THE SHRINKING DEFICIT
October 9, 2007
The Congressional Budget Office (CBO) has released its preliminary estimates for Fiscal Year 2007 that ended September 30, and the federal budget deficit fell again, this time by 35 percent to $161 billion, says the Wall Street Journal.
- Since 2004, deficit spending has tumbled by $251 billion, which is one of the most rapid three-year declines in U.S. history.
- The deficit as a share of the economy is down to 1.2 percent or about half the average of the last 50 years.
- This improvement is especially remarkable given the $150 to $200 billion a year of post-9/11 expenses for homeland security and the wars in Iraq and Afghanistan.
- Americans coughed up a record $2.568 trillion in taxes to the IRS in 2007, or 6.7 percent more than in 2006.
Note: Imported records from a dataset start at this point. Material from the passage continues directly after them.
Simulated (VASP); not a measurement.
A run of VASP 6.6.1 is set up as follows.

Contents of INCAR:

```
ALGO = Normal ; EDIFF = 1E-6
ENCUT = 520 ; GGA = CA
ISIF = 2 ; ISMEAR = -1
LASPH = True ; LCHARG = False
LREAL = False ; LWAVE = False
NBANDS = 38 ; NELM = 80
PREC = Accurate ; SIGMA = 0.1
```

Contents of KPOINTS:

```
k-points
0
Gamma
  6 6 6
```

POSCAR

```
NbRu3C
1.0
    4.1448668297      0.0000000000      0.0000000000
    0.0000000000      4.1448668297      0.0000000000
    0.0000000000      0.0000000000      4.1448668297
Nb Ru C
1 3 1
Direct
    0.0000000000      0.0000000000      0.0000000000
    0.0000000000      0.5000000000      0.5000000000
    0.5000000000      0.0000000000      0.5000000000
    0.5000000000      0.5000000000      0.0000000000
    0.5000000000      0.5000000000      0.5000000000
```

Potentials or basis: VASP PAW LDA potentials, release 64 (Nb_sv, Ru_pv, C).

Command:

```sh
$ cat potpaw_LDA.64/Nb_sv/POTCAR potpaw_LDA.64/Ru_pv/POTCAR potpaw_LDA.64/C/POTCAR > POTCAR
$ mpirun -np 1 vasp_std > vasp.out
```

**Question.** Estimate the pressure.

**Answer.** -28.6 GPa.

- This means federal receipts have climbed by $785 billion since the 2003 investment tax cuts, the largest four-year revenue increase in U.S. history.
- Income, dividend and capital gains tax rates were all cut in 2003, but individual income tax receipts have soared by 46.3 percent in four years, with payments by the wealthy accounting for most of the windfall.
- Last year's increase in individual income payments was 11.3 percent, or more than double the rate of growth in nominal GDP.
The overriding lesson here is that the best antidote for deficits is faster growth, not tax increases. The budget deficit has declined more rapidly this decade in the wake of the Bush tax cuts than it did in the 1990s in the wake of the Clinton tax increases. CBO is still forecasting a balanced budget in 2010, but if Congress gets its way on spending and taxes, all of this progress will be short-lived, says the Journal.